The testing workflow at most AI teams looks the same. Launch the agent. Watch it run. Notice it drifted somewhere around step four. Adjust the prompt. Launch again. Catch a different failure. Fix that. Run it again.

This is craftsmanship. It’s not engineering.

Manufacturing looked like this before Toyota. Workers stood at the line, catching defects when they could see them. Toyota’s insight wasn’t to inspect more carefully. It was to build the system that does the inspecting: sensors detecting defects automatically, an andon cord that stops the line, an engineer who fixes the root cause, a restart. Defect patterns accumulate. The system improves. The engineer’s job becomes designing what the line detects, not standing at it.

Most AI teams haven’t made this shift yet.

What breaks that you won’t see in a single run

Agent failure modes are structurally different from traditional bugs. A function that returns the wrong value fails the same way every time. Agent failures are statistical.

Context drift shows up in long chains. The agent loses the thread around step eight, after steps one through seven looked fine. You won’t catch it in the run you watched.

Tool cascade failures appear when one tool returns unexpected output. The agent doesn’t catch it and proceeds on bad data. In 80% of runs, that tool behaves normally. The other 20% is where production incidents come from.

Instruction ambiguity surfaces on edge cases. The prompt worked for the ten scenarios you tested. It fails on the scenarios you haven’t imagined yet.

State corruption is invisible without full tracing. The agent completes a step correctly but leaves a side effect that breaks the next one. The downstream failure looks unrelated to what caused it.

Retry loops only emerge under specific conditions. The agent gets stuck cycling through self-corrections, making things worse each pass. You’ve seen it once or twice. You can’t reproduce it on demand.

None of these appear in a manual run. They show up statistically - in the fifteenth run, in the input combination you didn’t try, in the edge case you didn’t imagine.

What the test loop looks like

The Toyota equivalent for agents has five pieces.

A runner that launches your agent against a scenario set automatically - not when you remember to run it.
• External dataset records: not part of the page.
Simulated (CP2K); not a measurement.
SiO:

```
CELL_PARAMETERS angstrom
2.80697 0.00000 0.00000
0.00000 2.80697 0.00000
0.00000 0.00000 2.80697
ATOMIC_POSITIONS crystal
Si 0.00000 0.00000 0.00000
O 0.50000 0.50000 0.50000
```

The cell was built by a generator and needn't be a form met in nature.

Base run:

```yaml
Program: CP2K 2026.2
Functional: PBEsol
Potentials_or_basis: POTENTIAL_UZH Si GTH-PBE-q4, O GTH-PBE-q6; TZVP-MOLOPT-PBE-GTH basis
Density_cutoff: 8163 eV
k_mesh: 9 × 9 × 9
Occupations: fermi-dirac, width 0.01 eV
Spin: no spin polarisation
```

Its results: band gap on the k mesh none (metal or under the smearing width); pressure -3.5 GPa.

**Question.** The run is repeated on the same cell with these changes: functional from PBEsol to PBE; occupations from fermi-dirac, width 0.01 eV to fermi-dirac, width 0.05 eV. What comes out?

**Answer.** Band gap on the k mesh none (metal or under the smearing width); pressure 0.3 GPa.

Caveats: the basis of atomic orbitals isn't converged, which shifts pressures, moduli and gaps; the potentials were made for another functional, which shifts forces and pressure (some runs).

A logger that records every step: the input, the output, the tool calls, any failures - with full trace.

A failure detector that defines what “failure” means for your specific agent. Not just exceptions. Wrong outputs count. Incomplete tasks count. Silent wrong outputs especially count.

A pattern aggregator that groups failures by type, frequency, and failure point. Not a log dump - a pattern. Context drift is happening at step eight, in 18% of runs, in scenarios with more than three documents.

A reporter that surfaces the summary: here are the three places the system is breaking. You fix them. The harness runs again.

Tools like LangSmith, Braintrust, and Langfuse have been building this infrastructure for two years. The tooling exists.

The adoption hasn’t followed. 79% of teams have agents in production; 37% run systematic online evals (Zapier, State of Agentic AI, 2026). Although for teams still in early prototype mode, a full harness is probably premature - it makes sense when you have a body of scenarios worth running, not before. But for teams shipping production agents to real users, that 37% adoption rate is the gap.

The mental model, not the tools

At Finsi, the main work stopped being “launch the agent and watch it.” It became: build what runs the agents, logs where they fail, and surfaces what to fix. The agents improve because the feedback loop improves.

The definition of done changed with it. Not “I ran it and it looked fine.” Something closer to: N runs across scenario coverage, failure patterns reviewed, nothing above threshold. The kind of done you can hand off to someone who wasn’t watching.

That’s the shift. You stop being the operator at the line. You become the engineer who designed what the line detects.